Fedora Linux Support Community & Resources Center
  #1  
Old 26th July 2007, 02:16 AM
powah Offline
Registered User
 
Join Date: Mar 2005
Posts: 83
join all the lines between any two "$" in a text file

I want to join all the lines between any two "$" in a text file. The number of lines between two "$" varies.
What script will do that?
Thanks.
e.g.
input:
Apr. 07, 2007
STATIONNEMENT DE MONTR
$8.50
Apr. 27, 2007 PRE-AUTHORIZED PAYMENT

$794.86
Jun. 25, 2007 THE HOME DEPOT 7026 $37.56

output:
Apr. 07, 2007 STATIONNEMENT DE MONTR $8.50
Apr. 27, 2007 PRE-AUTHORIZED PAYMENT $794.86
Jun. 25, 2007 THE HOME DEPOT 7026 $37.56
Reply With Quote
  #2  
Old 26th July 2007, 06:21 AM
UnFleshed One's Avatar
UnFleshed One Offline
Registered User
 
Join Date: Jul 2007
Location: Calgary AB
Posts: 34
Might be overkill, and I pity you if you need to parse a big file, but works with your example (with an additional space at the beginning of every line, but that's trivial to remove in postprocessing)

Code:
#!/bin/bash
IFS=$'\n'
file=( $(cat test_file) )

joined_line=""
for line in ${file[*]}
do
	joined_line="$joined_line $line"
	if (( $(expr index '$' "$line" ) != 0 ))
	then
		echo "$joined_line"
		joined_line=""
	fi
done
(Who can make oneliner? )
Reply With Quote
  #3  
Old 26th July 2007, 09:59 AM
RupertPupkin's Avatar
RupertPupkin Offline
Registered User
 
Join Date: Nov 2006
Location: Detroit
Posts: 4,621
Not a one-liner, but it is a few lines shorter, avoids the external call to expr, and removes the extra space at the beginning of each output line:
Code:
#!/bin/bash
joined_line=""
while read line
do
   joined_line="${joined_line% } ${line}"
   if [[ ${line} =~ .*[\$]+.* ]]; then
      echo "${joined_line# }"
      joined_line=""
   fi
done < input
This assumes the input file is called 'input'.
Reply With Quote
  #4  
Old 2nd August 2007, 10:00 AM
ghostdog74 Offline
Registered User
 
Join Date: Sep 2006
Posts: 52
Code:
awk '
        $0 !~ /^\$/ { printf $0" " }
        $0 ~ /^\$/ { print;next}
' file
Reply With Quote
  #5  
Old 2nd August 2007, 10:22 PM
RupertPupkin's Avatar
RupertPupkin Offline
Registered User
 
Join Date: Nov 2006
Location: Detroit
Posts: 4,621
Quote:
Originally Posted by ghostdog74
Code:
awk '
        $0 !~ /^\$/ { printf $0" " }
        $0 ~ /^\$/ { print;next}
' file
That prints a double space when it encounters a blank line.
Reply With Quote
  #6  
Old 3rd August 2007, 02:46 AM
ghostdog74 Offline
Registered User
 
Join Date: Sep 2006
Posts: 52
Quote:
Originally Posted by RupertPupkin
That prints a double space when it encounters a blank line.
Code:
awk '
        $0 !~ /^\$/ && $0 !~ /^$/ { printf $0" " }
        $0 ~ /^\$/ { print;next}

' file
Reply With Quote
  #7  
Old 4th August 2007, 03:59 AM
RupertPupkin's Avatar
RupertPupkin Offline
Registered User
 
Join Date: Nov 2006
Location: Detroit
Posts: 4,621
OK, I am going to have to take a new look at awk, or at least the GNU version (gawk).
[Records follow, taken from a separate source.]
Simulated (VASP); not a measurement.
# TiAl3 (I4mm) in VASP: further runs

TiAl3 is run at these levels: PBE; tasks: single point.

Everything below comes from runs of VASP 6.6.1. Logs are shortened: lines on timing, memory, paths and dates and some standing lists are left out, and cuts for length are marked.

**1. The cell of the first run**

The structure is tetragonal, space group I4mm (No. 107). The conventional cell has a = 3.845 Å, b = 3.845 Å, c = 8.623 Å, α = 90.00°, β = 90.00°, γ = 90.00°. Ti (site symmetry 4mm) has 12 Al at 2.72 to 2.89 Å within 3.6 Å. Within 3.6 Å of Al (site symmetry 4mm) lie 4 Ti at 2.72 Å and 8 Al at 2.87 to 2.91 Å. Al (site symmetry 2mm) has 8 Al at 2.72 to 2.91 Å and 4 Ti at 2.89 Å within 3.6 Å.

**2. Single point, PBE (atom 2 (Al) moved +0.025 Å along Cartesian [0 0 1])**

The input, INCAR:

I just ran the scripts by UnFleshedOne, ghostdog74, and me, on a "large" file. What I did was take powah's orginal data and concatenate it 10,000 times onto itself, producing a 1.3MB input file. I was curious to see how long each script would take. Here are the results:

UnFleshedOne: 5 minutes 33 seconds
me: 11.1 seconds
ghostdog74: 0.36 seconds

I'm not surprised by the results for UnFleshedOne's script, since he calls an external program (cat) to read the entire input file's contents into memory (ouch!) and then re-reads each line of that file's contents into a giant list passed to the for loop, i.e. into memory again (double ouch!). I suspected that my script would be decent but not great, which turned out about right. The real shocker to me was ghostdog74's awk script, doing the whole thing in less than half a second!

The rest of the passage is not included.